Lucky Mushroom


Lucky Mushroom

Christmas mushrooms are a good luck charm!

 
In Germany, Gluckspilz (which means "lucky mushroom"), is a symbol of good fortune and this year around Australia the Australian Mushroom Growers Association (AMGA) is encouraging people to spread good fortune by gifting the lucky mushroom this festive season!

 
"As well as bringing you good luck, mushrooms at Christmas in Australia are the gift that keep on giving", said AMGA Relationships and General Manager, Leah Bramich.

 
"The tradition of gifting mushrooms and mushroom imagery at Christmas started in Germany. The lucky mushroom combines folklore and Christmas together and the tradition, still today for many, is to exchange the pretty red-and-white fungi at Christmas (often as a fresh bouquet or in the form of cards or other trinkets)."

 

The German red-and-white speckled good fortune fungi called Amanita muscaria, grow deep in the forest in the root zones of certain types of trees, which happen to be those we generally think of as Christmas trees.

 

This year the AMGA has adopted the good luck tradition and developed some great ways for people to gift the lucky mushroom to others and help spread good fortune and prosperity.

 
Simply adding mushrooms to Christmas stuffing, chip and dip platters for entertaining, and including mushrooms in summer BBQ recipes is a great way to serve lighter, healthier and tastier meals this festive season. And this year, it also brings your guests good luck!

 
Planning a summer Christmas BBQ or entertaining for a few? Give the gift of Edible Wreaths and Vitamins

 

The white mushroom cup, the star of our Christmas tree, is Australia's most popular festive mushroom full of B group vitamins (including B12), minerals, antioxidants, and gut health nutrients. Mushrooms can also produce vitamin D and eating just one serve (three mushroom cups) of 'tanned' (sunlight exposed) mushrooms as part of your festive meals or snacks, is a sun-smart way to meet your daily Vitamin D requirements.

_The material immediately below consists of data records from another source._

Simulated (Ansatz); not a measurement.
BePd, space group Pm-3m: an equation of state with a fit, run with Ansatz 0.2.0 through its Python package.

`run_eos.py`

White mushrooms are the all-rounder mushroom. They can be eaten raw (a good afternoon filler snack or on as an addition to a tasting plate or platter), they add texture to salads and a richer taste in your Turkey stuffing. White mushroom cups are also ideal for blending with mince, to boost the nutritional value of meaty dishes such as burger patties, meatballs, spaghetti Bolognese and tacos.


They are also great in a Christmas Wreath!

 

6 Servings

 

Ingredients 

 200 g mixed mushrooms, chopped
 1 tbsp olive oil
 2   cloves garlic, crushed
 fresh thyme leaves
  Pinch salt & pepper
 2 tbsp white wine
 2 tbsp kalamata olives, pitted
 1 tbsp capers, drained and rinsed
 1 tbsp parsley, chopped
Wreath loaf
 500 ml lukewarm water
 1 tbsp dried instant yeast
 1 tsp fine salt
 5 cups plain flour
 olive oil

Method
1. Preheat oven to 180℃ and grease a ring cake tin. Heat oil in a frying pan over medium-high heat. Add garlic, thyme, salt and pepper and cook for 1-2 minutes until garlic has softened and is fragrant.
2. Add mushrooms to the pan and cook for 4-5 minutes until softened. Add wine and continue to cook for a further 3-4 minutes until absorbed.
3. Transfer mushroom mixture to a food processor with olives, capers and parsley. Pulse until blended but slightly lumpy. Set aside or refrigerate until ready to use.
4. Place water and yeast in a large mixing bowl. Stir to combine then allow to stand for 5 minutes in a warm place.
5. Add salt, flour and olive oil to the bowl. Mix to combine then remove from the bowl and knead on a lightly floured surface for 2 minutes. Alternatively, if you have a mix master with a dough hook, you may use this to knead the dough.
6. Transfer the dough to a clean, lightly oiled bowl. Cover with cling wrap or a clean tea towel and allow to prove for 30 minutes. The dough should double in size.
7. Knock the dough back by placing your fist in the centre of the dough to remove some of the air. Lay a piece of baking paper on the bench or chopping board. Transfer the dough to the paper and use your hands or a rolling pin to stretch the dough to a rectangle shape 5mm thick.
8. Spread the dough with the mushroom tapenade. Cut the dough into 4cm strips then fold the dough over itself in a concertina pattern. Place each folded stir in the greased cake tin with the folded edge facing upwards. Continue this with the remaining strips until the cake tin is filled.
9. Bake for 30-40 minutes until golden and cooked through. Allow to cool in the tin for 5-10 minutes then transfer to a wire rack.
10. Serve warm with batter or additional mushroom tapenade.